GOAL: Finding true training distribution!
In this post, we’ll discuss the latent based model for image generation. Objective is to generate natural, realistic and high quality images using latent based generative model.
The blog post is meant to give a superficial explanation on different latent model used for image generation. I recommend reading papers for more details.
Latent based models
Models which learns to represent the high dimensional data using low dimensional space i.e. latent space (Z) using bottleneck architecture are called Latent models. Models like Autoencoder, variational autoencoder etc are the pioneers of latent based model.
Autoencoder
It consists of an encoder and decoder network. Encoder network takes an input X and learns to represent the data in a lower dimensional space Z and then Z is passed to an decoder to reconstruct the approximate input X. The Z is a vector and in the image below, the MNIST input is transformed into a point in two dimensional space, which helps us in recovering the mnist image from the decoder network. The network is optimized using mean squared error called as reconstruction loss.
Variational Autoencoder
VAE model has a similar architecture as Autoencoder, with only difference is how the output from encoder is mapped to a probability distribution(normal). Encoder in autoencoder generates a vector Z, in VAE the encoder outputs mean and standard deviation(std) . We create a normal distribution based on these mean and std, and use it to generate a sample vector Z to pass it to decoder network. Two loss function are optimized in VAE, first is the reconstruction loss and second is the KL Divergence loss, which minimizes the difference between two probability distribution. For optimizing the KL Divergence, we compare the encoder’s distribution with standard normal distribution with mean = 0 and std = 1.

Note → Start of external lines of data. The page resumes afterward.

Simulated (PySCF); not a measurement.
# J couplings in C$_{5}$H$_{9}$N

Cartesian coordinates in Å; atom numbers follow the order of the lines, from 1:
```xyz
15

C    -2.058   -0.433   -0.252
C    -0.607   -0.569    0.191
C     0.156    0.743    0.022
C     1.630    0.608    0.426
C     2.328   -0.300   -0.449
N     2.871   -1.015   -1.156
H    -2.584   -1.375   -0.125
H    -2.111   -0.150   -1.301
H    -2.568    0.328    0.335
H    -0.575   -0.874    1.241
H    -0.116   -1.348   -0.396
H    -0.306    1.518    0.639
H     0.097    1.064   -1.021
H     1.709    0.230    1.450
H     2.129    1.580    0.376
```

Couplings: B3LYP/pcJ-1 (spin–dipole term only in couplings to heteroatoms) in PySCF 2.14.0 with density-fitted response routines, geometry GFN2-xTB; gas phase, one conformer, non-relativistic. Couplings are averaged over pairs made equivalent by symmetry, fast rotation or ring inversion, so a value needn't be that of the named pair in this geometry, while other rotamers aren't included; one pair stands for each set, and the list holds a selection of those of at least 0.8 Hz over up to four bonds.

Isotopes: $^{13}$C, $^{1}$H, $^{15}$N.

VAE’s are trained to mimic the training distribution and any bias in training set makes VAE to generate similar biased images.
The estimated mean and standard deviation is optimized w.r.t standard normal distribution of mean=0 and std=1.
NVAE: A Deep Hierarchial Variational Autoencoder
It utilizes a Deep Hierarchial VAE architecture for image generation with depthwise separable convolutions and batch normalization. It uses residual parameterization means residual network (ResNet) for finding the parameters and spectral regularization for training stabilization. The concepts used in NVAE are not new but lot of creative thinking & careful engineering has been put into building this network.
Residual parameterization, if one can recall ResNet’s key idea of skip connection was to overcome the degradation problem and avoiding vanishing gradient issue. VAE suffers from instability as the hierarchy of the network becomes large, that’s why residual network comes into play.
Note, a regular convolution is performed on the encoder network. The objective function remains same as VAE.
Similar to other latent models, NVAE has a bidirectional encoder and a generative model which plays the role of decoder. Encoder consists of hierarchical group of resnet blocks, making sequence of latent sample generation Z’s {z_1, z_2.. z_l}, which are tied up together using feature combination(concatenation). Encoder’s goal is to generate an approximate distribution of Z’s from X’s i.e q(z|x). The weights are shared from bottom-up to infer the latent variables Z’s.
In Decoder, the top-down model takes a sample from each group of Z’s and combined with deterministic features maps learned from resnet block and passed into next group of Z. The weight is shared across each hierarchy group.
The success of NVAE is based on the engineering aspects of neural network architecture. NVAE is the first non-autoregressive model which competes with autoregressive model (Current SOTA model) for high quality image generation.